Inflation, once a stock market curse, is now the rally’s friend
A year after inflation galvanized bets against the U.S. stock market, it’s becoming Exhibit A for those wagering that this year’s rally will continue.
Since the consumer price index surged by a four-decade high of 9.1% in June 2022, it has pulled back steadily in the face of the Federal Reserve’s monetary policy onslaught. That’s expected to continue on Wednesday, when economists forecast that the Labor Department will report the index rose just 3.1% last month – the smallest annual increase since March 2021.
That slowdown has given support to the stock market’s surge this year by justifying speculation that the Fed is nearly done, even if there are still a few more hikes to come. The bulls have strong precedent for their enthusiasm: Since the 1950s, inflation peaks have almost always been followed by double-digit equity gains, according to data compiled by the Leuthold Group.
“It appears the Fed is winning its fight against inflation,” said Adam Sarhan, founder of 50 Park Investments.

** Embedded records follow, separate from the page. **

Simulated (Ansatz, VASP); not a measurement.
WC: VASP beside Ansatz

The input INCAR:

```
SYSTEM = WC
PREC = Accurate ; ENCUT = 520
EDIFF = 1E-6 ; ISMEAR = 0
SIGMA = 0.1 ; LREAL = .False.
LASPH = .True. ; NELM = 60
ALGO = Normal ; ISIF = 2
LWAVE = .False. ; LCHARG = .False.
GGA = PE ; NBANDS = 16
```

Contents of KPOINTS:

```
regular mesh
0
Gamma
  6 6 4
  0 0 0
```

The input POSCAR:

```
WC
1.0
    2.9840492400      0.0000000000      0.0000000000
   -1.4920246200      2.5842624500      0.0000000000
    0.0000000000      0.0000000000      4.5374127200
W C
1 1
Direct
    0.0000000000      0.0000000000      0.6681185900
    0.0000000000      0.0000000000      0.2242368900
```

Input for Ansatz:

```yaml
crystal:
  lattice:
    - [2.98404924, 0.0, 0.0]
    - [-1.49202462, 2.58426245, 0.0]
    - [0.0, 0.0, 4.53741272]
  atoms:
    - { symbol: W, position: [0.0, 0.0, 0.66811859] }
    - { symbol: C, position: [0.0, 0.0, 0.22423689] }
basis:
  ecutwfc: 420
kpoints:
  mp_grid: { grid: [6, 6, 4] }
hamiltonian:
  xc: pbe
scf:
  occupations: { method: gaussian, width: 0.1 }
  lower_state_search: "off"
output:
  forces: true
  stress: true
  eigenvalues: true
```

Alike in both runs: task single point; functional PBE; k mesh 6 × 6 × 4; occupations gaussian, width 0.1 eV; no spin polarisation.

“I’m operating like we’re in the beginning of a new bull market until any significant weakness says otherwise,” he said. “There needs to be a reason to sell. As long as inflation isn’t a major threat and the Fed doesn’t change its stance on rates, this is a golden opportunity to buy stocks.”
The S&P 500 Index has gained more than 20% since it bottomed out in October, placing it up about 15% since the peak CPI data was released in July 2022. The tech-heavy Nasdaq 100 Index is up 40% from last year’s lows, fueled in part by enthusiasm for advances in artificial intelligence.
The key driver, though, has been the hope that easing inflation pressures will allow the Fed this year to wind up the monetary policy campaign that’s pushed its benchmark rate from near zero in early 2022 to its current range of 5%-5.25%.
With Fed policymakers heading into a silent period next week, traders are focused on this week’s CPI release for insight into the central bank’s likely path. After last week’s jobs report signaled a slowdown in a still-strong labor market, the figures will set the stage for stocks leading up to the central bank’s rate decision on July 26 and Chair Jerome Powell’s subsequent news conference.
Of course, there remain plenty of risks for the stock market, and traders this year have repeatedly pushed out the timing of when the Fed’s rate will peak as the economy held up better than expected. Many Wall Street strategists have also maintained a bearish outlook, expecting that equities will fall during the second half of the year as growth slows.
What’s more, stronger-than-expected wage growth for June will likely keep the Fed on track to raise interest rates this month, with traders pricing in strong odds that it will be followed by one more such increase this year. So any sign that inflation is still stubbornly elevated may put pressure on pricey corners of the stock market, particularly technology companies that have left the Nasdaq 100 trading around 29 times projected earnings.
“AI will be a very big thing for investors over the next decade, but you have to be careful in the short run,” cautioned Cheryl Smith, portfolio manager and economist at Trillium Asset Management, citing the risk of a recession.
But strategists at Wells Fargo Securities say the Fed’s monetary policy tightening is expected to keep showing gains on the inflation front at least, if history is any guide. The strategists cite the strong correlation between changes in consumer prices and those in a commonly used measure of the money supply known as M2. That measure has been contracting, which they said will likely continue to slow inflation as it pulls demand out of the economy.
“More liquidity is associated with inflation growth and vice versa,” Chris Harvey, head of equity strategy at Wells Fargo, said by email. “M2 has been contracting for over a year and is still contracting, though at a decelerating rate. If the economy muddles along and inflation comes down, it’s supportive of higher equity prices.”